The Constitution empowers the House of Representatives to impeach federal officials for "Treason, Bribery, or other high Crimes and Misdemeanors" and empowers the Senate to try such impeachments. If the sitting president of the United States is being tried, the chief justice of the United States presides over the trial. During an impeachment trial, senators are constitutionally required to sit on oath or affirmation. Conviction requires a two-thirds majority of the senators present. A convicted official is automatically removed from office; in addition, the Senate may stipulate that the defendant be banned from holding office. No further punishment is permitted during the impeachment proceedings; however, the party may face criminal penalties in a normal court of law.

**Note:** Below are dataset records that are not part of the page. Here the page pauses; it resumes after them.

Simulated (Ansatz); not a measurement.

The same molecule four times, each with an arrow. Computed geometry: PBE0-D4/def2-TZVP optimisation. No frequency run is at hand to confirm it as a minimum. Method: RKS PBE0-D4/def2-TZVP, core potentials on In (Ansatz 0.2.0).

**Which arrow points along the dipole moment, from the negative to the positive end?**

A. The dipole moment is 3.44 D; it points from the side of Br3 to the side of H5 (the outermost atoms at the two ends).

The House of Representatives has impeached sixteen officials, of whom seven were convicted. (One resigned before the Senate could complete the trial.)[64]

Only three presidents of the United States have ever been impeached: Andrew Johnson in 1868, Bill Clinton in 1998 and Donald Trump in 2019. All three trials ended in acquittal; in Johnson's case, the Senate fell one vote short of the two- thirds majority required for conviction.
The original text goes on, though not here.